Agreeing a payment plan and then sticking to it will normally allow the company to avoid CCJs. This is the case even if the debt has been outstanding for a long time. Even HMRC will agree time to pay. However tax debt will normally have to be repaid within 12 months.
Negotiating time to pay may not work if your company has multiple debts. The time required to do this will drag the focus of the management team away from running the business. In this situation a company rescue solution might be a better option.
Use a Company Voluntary Arrangement to prevent a CCJ
If your company is struggling to pay multiple debts this may indicate a wider financial problem. In these circumstances you should consider implementing a company debt solution. This will prevent you having to spend time dealing with multiple creditors and County Court Judgment applications.

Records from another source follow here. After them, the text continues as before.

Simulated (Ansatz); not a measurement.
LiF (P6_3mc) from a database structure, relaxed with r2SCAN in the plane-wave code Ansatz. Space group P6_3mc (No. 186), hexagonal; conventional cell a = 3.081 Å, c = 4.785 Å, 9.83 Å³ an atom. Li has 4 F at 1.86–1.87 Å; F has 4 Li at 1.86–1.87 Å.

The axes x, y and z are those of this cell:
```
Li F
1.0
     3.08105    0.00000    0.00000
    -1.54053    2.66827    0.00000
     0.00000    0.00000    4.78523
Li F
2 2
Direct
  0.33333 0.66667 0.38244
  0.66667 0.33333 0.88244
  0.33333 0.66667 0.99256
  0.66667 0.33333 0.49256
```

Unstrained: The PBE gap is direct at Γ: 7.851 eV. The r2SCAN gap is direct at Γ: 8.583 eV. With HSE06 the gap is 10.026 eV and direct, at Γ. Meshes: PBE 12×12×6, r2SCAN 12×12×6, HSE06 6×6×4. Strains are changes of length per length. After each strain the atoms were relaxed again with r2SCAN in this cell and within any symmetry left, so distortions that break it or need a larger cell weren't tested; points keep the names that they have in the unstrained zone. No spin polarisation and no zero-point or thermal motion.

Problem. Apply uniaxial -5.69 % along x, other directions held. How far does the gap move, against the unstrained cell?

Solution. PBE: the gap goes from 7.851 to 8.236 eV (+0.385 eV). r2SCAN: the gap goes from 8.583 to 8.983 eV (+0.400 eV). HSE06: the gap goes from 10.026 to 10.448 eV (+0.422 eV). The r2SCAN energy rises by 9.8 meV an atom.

One of the solutions that can be considered is a Company Voluntary Arrangement (CVA). This is a formal agreement to reduce debt payments with all the company’s creditors.
Once a CVA is in place the company is legally protected from any further legal action. In addition any CCJs already in force are overturned. The creditors included in the arrangement are no longer allowed to apply for new CCJs or try to close the company with a Winding Up Petition.
Use Pre Pack Liquidation to prevent a CCJ
Where a company is not in a position to repay even part of its debts in reasonable time Pre Pack Liquidation might be an option. This solution involves starting a new company which then trades in place of the old. The old company is then liquidated and unpaid debts are written off.
The old company’s creditors have no right to pursue the new business for the payment of outstanding debts. CCJ applications in relation to the old debts are not allowed against the new company.
Pre Pack Liquidation can leave directors personally responsible for repaying company debts if they have given guarantees. In addition and investigation of the director’s conduct will be carried out. This could have serious implications such as director disqualification.